I used to be a huge film nerd in college and then got distracted from the cinema when I graduated, focusing on games writing and teaching. I've found myself wanting to get back to cinema appreciation so I'll be writing up my thoughts on the films I watch. Sometimes it'll be criticism, other times more personal. Hope you enjoy whatever comes from it!

The Rules Of The Game And What It Means To Be A Timeless Classic

I've been meaning to watch The Rules Of The Game for over a decade. It's one of the few French classics I haven't gotten around to, and it is, perhaps the French classic, often making some of the most prestigious film magazines' greatest films of all time list. I finally loaded up Jean Renoir's film to find out why it was so adored.

What I encountered was a comedy of manners and social satire that left me enchanted more than anything else. It's not the kind of film where its full impact strikes on the first viewing, as your brain is trying to understand the relationships between the characters and plot threads. When the movie ended, I felt pleased but also confused. It wasn't until I went back for a second viewing I got it, so to speak.

The Rules Of The Game is a strange beast: tragic, but bursting with joy while jabbing its spear at the callousness of French society on the even of the second World War and also trying to see them as people and celebrating their sad but amusing lives.

The film, reviled upon release but later celebrated by critics all over the world as being an influential masterpiece, follows the gathering of a group of upper class friends at a chateau in the countryside who are having a multi-day shindig. All of these characters have their own set of interconnected miseries that wouldn't be out of place in a Tolstoy novel. Lisette, a servant, is deeply loyal to her mistress, Christine (possibly having an unrequited crush on her) but Christine's love triangle drama means that Lisette never gets the affection she deserves.

Meanwhile Lisette is making her own husband miserable, refusing to show him love or even acknowledgement, playing her own part in turning him into the monster that he becomes by the end of the movie. Elsewhere, we have the complicated love triangle of Christine, who doesn't know what she wants from life, and Andre, a brave pilot who feels spurned that Christine won't return his affection, and Robert, Christine's husband who decides to stop an affair he's having with another woman so he can futilely attempt to save his marriage from being threatened by Andre's advances.

And of course, observing all of this is Octave, the supposedly wise character (Played with gusto by Jean Renoir himself) who eventually falls into the same mistakes and lusts that he's spent the movie making fun of the other characters for.

Essentially the party at the Chateau becomes Renoir's way of putting 1939 French society under a scope, by focusing on how self-absorbed all of these people are and how cruel they are to lovers, friends, and strangers alike. Take Robert, who owns the Chateau and makes one man's dream come true, giving him a job as a servant at the Chateau so that he raises in social ranking, only to take it away in an act of frustration and cruelty by the end. However, Renoir doesn't paint with broad strokes. His characters are not caricatures or walking philosophies. They are people, capable of being absolutely lovable and hilarious one moment, and downright dastardly the next.

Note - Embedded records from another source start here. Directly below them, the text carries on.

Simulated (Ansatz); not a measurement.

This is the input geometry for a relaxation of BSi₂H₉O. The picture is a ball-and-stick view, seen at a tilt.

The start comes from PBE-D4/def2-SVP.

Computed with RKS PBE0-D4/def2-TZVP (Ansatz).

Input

This careful balancing act that Renoir pulls off makes the conclusion of the movie, where a tragedy of errors cost one central character their life, even more heartbreaking. You can feel all of these characters are standing on the edge of being good people but, in the end, all of them refuse to acknowledge that a murder has taken place. In spite of the victim being a close friend to many of the characters at the Chateau, all of them pretend that his death was merely an accident. For the sake of convenience and to avoid a scandal. Because it would unravel the fantasy-bourgeois society they've chosen to take part in. All of them choose to sell their souls for a machine that's about to be destroyed by the break of war anyway. Renoir's characters are not heroes or villains but pitiable creatures.

It's hard to not feel the timeliness of Renoir's subtle yet brutal social critique in a year with rising unrest, gun violence, and unprecedented level of doubt in the competence of the government. Renoir might have made The Rules Of The Game with the aim to slash away at vanity and corruption of his homeland, but its critiques and targets are not limited to the quirks of French society, but instead all modern civilization for all time. But it is Renoir's greatest triumph that he doesn't settle for bared teeth and vicious attacks. He also, somehow, seemingly impossibly, humanizes all the fools who partake in this rigged game, never once letting you forget how hard and beautiful it is to simply be alive.